Attracting Birds to Your Garden

Briefly: You can create the right environment  to attract birds using garden planters

birds are life of a garden

Attracting birds and butterflies to your outdoor living space is not difficult to do if you welcome them with a long-term source of food, water, and a place of safety. It means planting the kinds of flowers, shrubs, vines, and trees that provide berries, seeds, and nectar, a nesting area that is protected from predators, and fresh water for drinking and bathing. And, yes, you can do all that in a small space with container gardens, and even if you are a city dweller, birds and butterflies will accept your yard, patio, deck, or balcony as a wildlife oasis and pay regular visits.

Planting  sun-loving plants: Grow sun-loving flowers (i.e., particularly those that grow wild in meadows) in your patio garden planters to attract songbirds, hummingbirds, and butterflies. Choose brightly coloured flowers like the purple coneflower (echinacea pupruea), which produces enough seeds to feed birds well into the winter.

Butterflies, hummingbirds, and orioles love flowers with abundant sweet nectar (e.g., the bleeding heart, or dicentra eximia; honeysuckle vines, or lonicera, both perennials). Be sure and provide a trellis, twine, or wire against a wall so that your vines can climb and cling. Annuals provide blooms all summer long, but it’s nice to have a variety of perennials, too, that burst into flower at staggered intervals offering seeds and nectar from spring to fall. Select plants that grow well in your area.

Supplement the food provided by your container gardens with a birdfeeder and a supply of commercial seed mix to attract a variety of birds, or a hummingbird feeder with sweetened coloured water, and a goldfinch feeder with niger thistle seeds. These last two feeders are great because the squirrels can’t get into them.

Insects attract birds, too, and our feathered friends will be eating every pest in sight, including mosquitoes. You don’t have to do anything to attract a particular insect, of course, and every yard has plenty.

Organic gardening attracts more wildlife, too – all of it: birds, butterflies, and insects. They know what’s good for them, and it’s good for you, too.

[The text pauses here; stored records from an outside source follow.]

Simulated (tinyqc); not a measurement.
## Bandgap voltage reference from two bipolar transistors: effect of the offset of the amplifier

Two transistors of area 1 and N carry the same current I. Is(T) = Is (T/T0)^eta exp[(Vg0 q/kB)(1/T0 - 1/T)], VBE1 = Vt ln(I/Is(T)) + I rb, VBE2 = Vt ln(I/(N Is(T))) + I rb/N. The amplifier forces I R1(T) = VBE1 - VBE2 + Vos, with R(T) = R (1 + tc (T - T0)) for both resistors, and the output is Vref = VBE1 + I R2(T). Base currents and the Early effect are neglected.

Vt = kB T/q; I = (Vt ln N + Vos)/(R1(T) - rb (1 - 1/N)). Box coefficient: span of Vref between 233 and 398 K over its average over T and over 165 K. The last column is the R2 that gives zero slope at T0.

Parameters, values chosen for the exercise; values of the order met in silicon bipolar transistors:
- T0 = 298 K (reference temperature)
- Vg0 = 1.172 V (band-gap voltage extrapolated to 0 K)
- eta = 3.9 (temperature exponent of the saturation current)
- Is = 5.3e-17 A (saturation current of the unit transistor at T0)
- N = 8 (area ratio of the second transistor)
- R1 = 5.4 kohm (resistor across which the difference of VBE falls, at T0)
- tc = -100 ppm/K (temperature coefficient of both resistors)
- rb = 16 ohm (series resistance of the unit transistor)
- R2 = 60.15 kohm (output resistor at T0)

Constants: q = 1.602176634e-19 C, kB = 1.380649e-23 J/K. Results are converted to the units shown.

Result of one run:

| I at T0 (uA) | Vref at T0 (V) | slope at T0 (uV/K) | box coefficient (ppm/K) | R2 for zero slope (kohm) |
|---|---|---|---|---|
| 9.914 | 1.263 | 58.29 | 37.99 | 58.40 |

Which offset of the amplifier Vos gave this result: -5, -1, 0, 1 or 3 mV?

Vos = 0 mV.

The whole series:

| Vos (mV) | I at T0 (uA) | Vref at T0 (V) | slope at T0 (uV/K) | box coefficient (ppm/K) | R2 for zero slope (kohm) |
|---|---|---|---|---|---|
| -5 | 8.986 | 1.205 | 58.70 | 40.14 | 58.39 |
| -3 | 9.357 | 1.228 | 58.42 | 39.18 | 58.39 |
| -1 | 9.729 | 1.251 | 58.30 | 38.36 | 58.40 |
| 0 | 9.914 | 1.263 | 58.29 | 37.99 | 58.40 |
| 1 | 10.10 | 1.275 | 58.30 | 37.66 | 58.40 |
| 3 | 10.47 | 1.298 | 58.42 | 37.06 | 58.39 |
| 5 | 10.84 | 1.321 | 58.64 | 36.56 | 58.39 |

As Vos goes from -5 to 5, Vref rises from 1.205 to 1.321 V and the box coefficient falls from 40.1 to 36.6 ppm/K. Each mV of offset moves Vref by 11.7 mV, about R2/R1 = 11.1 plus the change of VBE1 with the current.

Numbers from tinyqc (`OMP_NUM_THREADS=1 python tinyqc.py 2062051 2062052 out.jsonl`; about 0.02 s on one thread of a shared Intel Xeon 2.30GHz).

Fresh Water is needed: You can buy a birdbath, a fountain, or construct your own water garden with an appropriate garden planter.

Buy a waterproof container (e.g., consider plastic planters or ceramic planters) or use a waterproof liner. Make sure the drainage hole is plugged. Make sure the container is shallow and the water is no more than two or three inches deep – that’s what birds prefer.

Vegetation planted around running or dripping water is great for attracting birds and butterflies (butterflies like to take a drink, too). You can buy a little fountain or a drip arrangement to fit into your container.

Make sure the bath is placed high enough to be secure, which means too high for a cat to reach it. See that there is a perch, or a level rim, or rocks placed in the container so that your birds can walk into the water to safely bathe or sit and dip their beaks into it.

Provide a Shelter: Attracting birds’ year round means providing safe hiding places for homes and so you need planters that will support flowering shrubs, an evergreen or two, or even a small fruit-bearing tree where birds can feed and nest. Planters have to be heavy enough that a fully-grown shrub or tree won’t cause the planter to topple over (e.g., cast cement; wrought iron).

If planting trees or shrubs with tangled growth for nesting isn’t feasible, you can always buy birdhouses. Check locally to see what birds to expect. Creating an environment for attracting birds and butterflies takes a little planning, but container gardening makes it easy.